The MABUX Global Scrubber Spread (SS), representing the price gap between 380 HSFO and VLSFO, saw a moderate reduction of US$2.68, dropping from US$144.89 to US$142.21 compared to the previous week.
The average weekly value experienced a minimal decrease of US$0.01. Rotterdam observed a US$5 decrease in the SS Spread, declining from US$120 to US$115, approaching the US$100 benchmark (SS Breakeven).
The average weekly value in the port also decreased by US$7.83. Similarly, in Singapore, the price difference between 380 HSFO/VLSFO narrowed by US$5, from US$153 to US$148 compared to last week, with the average weekly value decreasing by US$5.50.
“We expect this moderate decline in the SS Spread to persist in the upcoming week,” said a MABUX official.
By 2030, it is forecasted that the launch of new liquefaction projects will significantly boost LNG production, potentially exceeding today’s global LNG trade by approximately 50%. This expansion is anticipated to mitigate market constraints and promote price stability. LNG supply is predicted to offer significant flexibility in adapting to fluctuations in European gas demand.
As of February 2024, global LNG imports exhibited minimal growth compared to the previous year, totalling 33.74 Mt. However, regions such as Asia Pacific, LAC, and MENA saw increases in LNG imports, offsetting the subdued imports observed in Europe and North America. From January to February 2024, global LNG imports rose by 3.7% (equivalent to 2.61 Mt year-on-year), reaching a total of 72.79 Mt, with the Asia Pacific region being the primary driver of this growth.

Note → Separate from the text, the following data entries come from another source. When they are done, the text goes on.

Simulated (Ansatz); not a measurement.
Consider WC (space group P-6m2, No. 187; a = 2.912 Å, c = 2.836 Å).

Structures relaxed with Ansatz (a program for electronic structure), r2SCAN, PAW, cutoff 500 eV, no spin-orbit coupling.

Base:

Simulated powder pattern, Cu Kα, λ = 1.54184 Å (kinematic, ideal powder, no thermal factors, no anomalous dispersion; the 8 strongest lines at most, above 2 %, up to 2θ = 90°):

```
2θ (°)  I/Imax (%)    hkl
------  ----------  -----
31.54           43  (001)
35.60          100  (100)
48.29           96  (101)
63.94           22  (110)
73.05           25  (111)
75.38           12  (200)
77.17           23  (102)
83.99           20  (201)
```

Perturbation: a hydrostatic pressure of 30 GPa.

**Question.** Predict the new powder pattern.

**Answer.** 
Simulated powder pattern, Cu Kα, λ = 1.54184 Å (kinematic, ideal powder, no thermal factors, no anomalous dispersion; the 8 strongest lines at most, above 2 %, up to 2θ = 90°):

On 25 March, the price of LNG as bunker fuel at the port of Sines, Portugal, decreased to US$658/MT, marking a decline of US$21 compared to the previous week. Simultaneously, the price difference between LNG and conventional fuel remained steady, with LNG maintaining a US$242 advantage. Additionally, on the same day, MGO LS was priced at US$900/MT in the port of Sines.
During Week 13, the MDI index, which compares market bunker prices (MABUX MBP Index) to the MABUX digital bunker benchmark (MABUX DBP Index), displayed the following trends in four selected ports: Rotterdam, Singapore, Fujairah, and Houston.
In the 380 HSFO segment, all four selected ports continued to be undervalued. The average weekly undercharge margins decreased by 7 points in Rotterdam, 3 points in Fujairah, and 5 points in Houston. Throughout the week, Fujairah’s MDI index remained above the US$100 mark.
In the VLSFO segment, Rotterdam remained the sole undervalued port, with the average weekly ratio increasing by 2 points. The other ports were overpriced, with Singapore and Fujairah experiencing an 8-point decrease and Houston a 6-point increase in average weekly margins.
Regarding the MGO LS segment, Houston was the only overpriced port, with a 1-point weekly margin increase. The remaining three ports were underpriced, with Rotterdam and Fujairah experiencing decreases of 4 and 10 points, respectively, while Singapore saw a 4-point increase. Rotterdam and Singapore’s MDI indices remained slightly above the US$100 mark.
Throughout the week, the equilibrium between undervalued and overvalued ports across the 380 HSFO, VLSFO, and MGO LS segments remained consistent. The MDI index trends for the 380 HSFO and VLSFO segments are slowly shifting towards the undervaluation zone.
“We foresee a continued moderate downward trend in the global bunker market in theupcoming week,” pointed out Sergey Ivanov, director of MABUX.